Finance Minister announces measures to contain public wage bill
14:15 - 08 December 2023
Finance Minister Makis Keravnos has announced two new measures that the Ministry believes will contain the pubic wage bill.
Presenting the 2024 state budget to the Parliament’s plenary, Keravnos also noted that amid the global uncertainty the Cypriot economy remains resilient and strong, stressing that despite satisfactory economic performance “we are not complacent.”
He referred to the need to contain the public wage bill, noting that in the beginning of each year, the Finance Ministry will table to the Council of Ministers for approval the necessary new job positions in the public sector, after consultations with the Ministries and Deputy Ministries, while an external advisory body will be assigned to carry out a study for the rationalisation of the public wage bill on the basis of international and European standards.
These will constitute a first step with a view to avert a medium-term and long-term tendency over the increase of the state wage bill, he added.
Referring to Cyprus’ economic outlook, Keravnos said the economy is projected to expand by 2.9% in 2024, compared with an estimated 2.4% in 2023, while in 2025 and 2026 GDP growth is projected to amount to 3.1% and 3.2%, respectively.
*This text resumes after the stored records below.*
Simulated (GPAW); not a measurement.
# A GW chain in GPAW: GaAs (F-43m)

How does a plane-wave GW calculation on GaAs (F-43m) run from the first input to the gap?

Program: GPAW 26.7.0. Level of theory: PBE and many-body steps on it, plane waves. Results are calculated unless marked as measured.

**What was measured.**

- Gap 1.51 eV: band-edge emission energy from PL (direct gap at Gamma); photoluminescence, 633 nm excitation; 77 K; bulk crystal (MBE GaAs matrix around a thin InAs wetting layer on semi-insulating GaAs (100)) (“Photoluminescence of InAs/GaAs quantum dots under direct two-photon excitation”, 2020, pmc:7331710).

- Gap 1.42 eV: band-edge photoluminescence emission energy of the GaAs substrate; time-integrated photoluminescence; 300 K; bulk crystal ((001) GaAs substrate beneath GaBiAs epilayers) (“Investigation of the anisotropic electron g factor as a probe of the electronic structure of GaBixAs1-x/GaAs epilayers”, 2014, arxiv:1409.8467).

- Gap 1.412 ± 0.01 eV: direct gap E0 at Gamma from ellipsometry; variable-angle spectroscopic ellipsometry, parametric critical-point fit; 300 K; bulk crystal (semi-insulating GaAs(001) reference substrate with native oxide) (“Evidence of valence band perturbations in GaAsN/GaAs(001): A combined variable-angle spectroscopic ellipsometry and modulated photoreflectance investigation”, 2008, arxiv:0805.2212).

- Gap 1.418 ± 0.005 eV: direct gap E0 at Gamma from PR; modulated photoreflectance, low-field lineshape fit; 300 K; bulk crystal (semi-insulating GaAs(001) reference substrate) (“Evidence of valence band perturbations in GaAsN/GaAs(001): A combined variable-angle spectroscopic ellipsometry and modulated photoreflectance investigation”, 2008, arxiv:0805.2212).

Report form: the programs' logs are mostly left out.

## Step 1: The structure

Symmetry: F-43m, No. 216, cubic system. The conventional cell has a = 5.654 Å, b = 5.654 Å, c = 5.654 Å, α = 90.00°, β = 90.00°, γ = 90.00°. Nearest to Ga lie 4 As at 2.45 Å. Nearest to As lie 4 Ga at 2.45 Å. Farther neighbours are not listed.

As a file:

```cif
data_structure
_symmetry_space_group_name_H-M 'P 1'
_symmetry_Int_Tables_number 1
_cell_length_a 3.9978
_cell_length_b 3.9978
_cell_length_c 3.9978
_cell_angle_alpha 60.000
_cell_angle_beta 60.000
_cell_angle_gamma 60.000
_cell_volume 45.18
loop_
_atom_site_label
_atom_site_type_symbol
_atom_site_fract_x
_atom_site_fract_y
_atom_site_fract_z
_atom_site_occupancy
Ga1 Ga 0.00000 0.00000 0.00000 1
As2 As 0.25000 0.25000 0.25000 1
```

Inflation is estimated to fall to 2.5% in 2024 and will continue its downward trajectory, while unemployment will drop to 2.5% in 2024, from 6.4% this year and is estimated to continue its downward trend in the period of 2025 and 2026.
But he noted that “we recognize the fact that the coming years are estimated to be quite difficult for the global economy and the Cypriot economy as well, while in the medium to long-term a new era of challenges is expected and will be marked by phenomena of de-globalisation and changes required by the green transition, climate change and high energy prices.”
He also referred to the conflict in Gaza Strip, which strengthens uncertainty, with the government assessing the situation constantly and proceeding with additional measures and initiatives.
“Cyprus is a small country with an open economy, which is based to a large extent on tourism and services and is called on to tackle challenges, such as the energy crisis, inflationary pressures and prices hikes households and small and medium-sized businesses are faced with,” he added.
“The government, he said, is called on to maintain a reasonable fiscal balance, maintain a course of sustainable growth, based on reforms and constant improvement of the citizens quality of life,” he said.
According to Keravnos, in 2024 the general government balance will remain in surplus reaching 2.8% of GDP, while public debt will decline to 74.7% of GDP marking a reduction of 40.3 percentage point since 2020, which is the largest reduction among the EU member-states.
“This positive fiscal performance will enable us on the one hand to tackle any potential negative developments, maintaining the capacity to exert social policy, while on the other hand to respond to our European obligations, particularly in reducing the deb-to-GDP ratio,” he said.
Keravnos also noted that the 2024 state budget is premised on realistic macroeconomic projections and weighted all risks and uncertainty.
Primary expenditure (excluding debt-servicing spending) are up by approximately 1.6 billion, development expenditure mark an increase of 14%, whereas welfare expenditure are up by 15%, he added.
The budget, Keravnos said, earmarks €900 million on green economy and €288 million on digital transformation for the period of 2024 – 2026.
“Taking the global challenges into account we have drafted a budget of responsibility, which is called on to support the society and the economy in this difficult period, while turning our eyes to the future, he said.
Furthermore, Keravnos referred to the discussion in the Parliament over the foreclosure framework, pointing out that an effective foreclosure framework is very important in securing financial stability.
He recalled that the government has tabled a revised framework, entailing broader competencies for the Financial Commissioner and a special jurisdiction in the District Court to examine disputes over non-performing loans.
“We believe that under the circumstances the framework is satisfactory and could provide solutions and protections to borrowers,” he said.